Wow….deep breath….WOW! I know, I know – we don’t want drama. We don’t want problems. Things should run like a smooth machine. But folks – there are so many variables when aiming for a good day. The thing is – every day this week was a GREAT day. I thanked teachers the first day saying how we had flawless execution with regard to: kids arrival, settling in, smooth transitions, lunch flexibility, happy students, and a problem free dismissal. And that just continued throughout the week.
Teachers were getting to know their kids. Routines and rules were being established. New friendships were being forged. Boundaries were being tested. And I’m sure all of this newness extended into the household. We certainly had some tired Roadrunners in our home. And of course we have the added twist of dad being principal. Interesting to navigate. But overall – I must say we are off to a tremendous start. Teachers and students seem ready to be back, ready to explore, and ready to grow. I know I am!
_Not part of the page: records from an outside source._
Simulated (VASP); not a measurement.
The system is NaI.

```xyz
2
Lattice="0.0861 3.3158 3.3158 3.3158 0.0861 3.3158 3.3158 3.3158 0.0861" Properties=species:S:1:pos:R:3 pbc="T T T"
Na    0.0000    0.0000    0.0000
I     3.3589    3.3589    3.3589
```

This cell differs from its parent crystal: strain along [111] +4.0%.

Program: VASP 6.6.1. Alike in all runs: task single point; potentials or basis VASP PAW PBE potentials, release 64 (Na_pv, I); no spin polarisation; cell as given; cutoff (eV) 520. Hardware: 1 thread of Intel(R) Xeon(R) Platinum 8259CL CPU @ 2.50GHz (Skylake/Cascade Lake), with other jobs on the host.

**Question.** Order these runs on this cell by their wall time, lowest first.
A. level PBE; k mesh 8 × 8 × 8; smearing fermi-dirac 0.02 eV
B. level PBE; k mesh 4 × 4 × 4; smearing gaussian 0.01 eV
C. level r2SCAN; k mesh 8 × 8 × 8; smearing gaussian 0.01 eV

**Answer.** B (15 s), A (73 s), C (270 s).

A few thanks to folks. Shannon, my wife – you are an angel. These past two weeks I spent so much time wanting the best for my 400+ kids that it has made it tougher for you and our own 3 Roadrunners. THANK YOU. Teachers and staff – what a warm welcome these past few weeks. And what a tremendous performance for this first week with kids back. Your compassion and your passion – so evident as I walked around and visited classrooms this week. Central office crew – how many phones calls and emails came your way from me this week? And to have many of you visit a few times this week – it means a lot to me and to all of us at Randolph. Parents & families – just as warm a welcome. I’m now seeing first hand the dedication that I knew existed. And lastly, students. I’m proud of you all and am anxious to continue to get to know you.
A few highlights from the week. Every grade level visited with me in the library (thanks Sue for hosting). We talked about our Roadrunner rules – Respect Myself, Respect Others, and Respect Property. Students gave me examples of what that looks like throughout the school. We met “George”, a new student at the school that was treated poorly and got all crumpled up. And we talked about how even after apologies, even after George seemed all better on the outside, he was still hurting a little on the inside. George was hoping to teach everyone to always be nice from the start. And then students got to ask me questions. A fun one was my age. After I would answer there’d be a mixed reaction of “that’s young” or “that’s really old”.
I had a chance to visit students everywhere – classrooms, cafeteria, recess, walking club, after school care, hallways, buses, etc. Always a smile, a wave, a sideways hug, a hello – or my favorite Mrs. Austin trick – a microwave (tiny wave with your pinky). I felt like a celebrity!
The week ended with something I’d been seeing on Facebook a lot – the ALS ice water challenge. 2nd and 4th looked on as eight of us received a rather painful high drop drenching. My flip flops (not normally allowed) squeaked all the way through dismissal. I’ll end this post with pictures from that event. And it’s neat to think that I ended my week with an event that fits our GCPS vision so well: “Inspiring and preparing the next generation to make a positive impact.”